A Minecraft Movie: Adult Supervision Required

What if I told you that theatres are enforcing rated R rules... for the Minecraft movie? A single poultry-pixelated scene has sparked total chaos — teens are showing up in costume, throwing popcorn, and yes, even bringing live chickens.

What if I told you that theatres are enforcing the regulations of a rated R film onto… the Minecraft movie?

Remember when the most annoying kid in the theatre would just laugh during an emotional scene? Well, leave it to a cultural landmine like A Minecraft Movie to motivate mandates — ones that aren’t protect underage viewers from the content — but rather, to protect them from themselves — Oh, and chickens. To protect chickens from them, too.

How does a film simultaneously earn a 47% Rotten Tomatoes rating and $550 million in global box office? Even its biggest fans admit it wasn’t very good, but every 15 to 25-year-old and their mom knows the game, and that cultural relevance has been felt — From Saturday Night Live to Peabody awards. Still, give a few thousand kids a poultry-related inside joke and one of them will probably show up with a chicken.

“I thought it was just gonna be Jack Black saying a bunch of Minecraft lines,” my 17-year-old brother told me. “And that’s exactly what it was… And then the audience went crazy, but that’s what made it good.”

So, according to my brother who saw the film that I — admittedly — haven’t yet seen, it’s not exactly a cinematic masterpiece. But it does take quite a few beloved bits and gags out of their pixel world and into 4,263 theatres across the country. And that? Apparently a fine line.

So it all starts with a scene where Jason Momoa and Jack Black are in the boxing ring with a Creeper — a Minecraft species who falls out of a box, landing on a flightless bird — to which Momoa and Black announce, “Chiicken Jockkeyy…!” and the crowd goes wild.

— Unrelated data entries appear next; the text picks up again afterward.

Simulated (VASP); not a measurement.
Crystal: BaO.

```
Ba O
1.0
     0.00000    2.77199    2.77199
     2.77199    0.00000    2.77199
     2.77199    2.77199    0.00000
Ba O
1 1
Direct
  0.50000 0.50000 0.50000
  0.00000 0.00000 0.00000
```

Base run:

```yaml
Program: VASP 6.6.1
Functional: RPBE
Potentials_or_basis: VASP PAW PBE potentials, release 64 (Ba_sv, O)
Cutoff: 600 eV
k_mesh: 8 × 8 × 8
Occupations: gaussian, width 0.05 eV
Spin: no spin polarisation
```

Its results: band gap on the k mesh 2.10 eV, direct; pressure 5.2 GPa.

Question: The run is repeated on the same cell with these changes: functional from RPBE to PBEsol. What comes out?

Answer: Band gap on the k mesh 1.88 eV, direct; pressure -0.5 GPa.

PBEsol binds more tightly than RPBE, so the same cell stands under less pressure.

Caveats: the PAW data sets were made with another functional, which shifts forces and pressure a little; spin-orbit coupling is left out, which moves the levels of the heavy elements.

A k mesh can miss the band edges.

The teenagers, prepared and armed with toilet paper, streamers, buckets of popcorn and, yes, even live chickens, go absolutely nuts.

Now, similarly to Fifty Shades of Grey, minors who wish to see A Minecraft Movie must be accompanied by a parent or “responsible adult” and will occasionally sit through a pre-movie warning screen. At one theatre, Jack Black himself appeared — in the flesh — to warn the audience: “Please no throwing popped corn, and also no Lapis Lazuli, and absolutely no chicken jockey.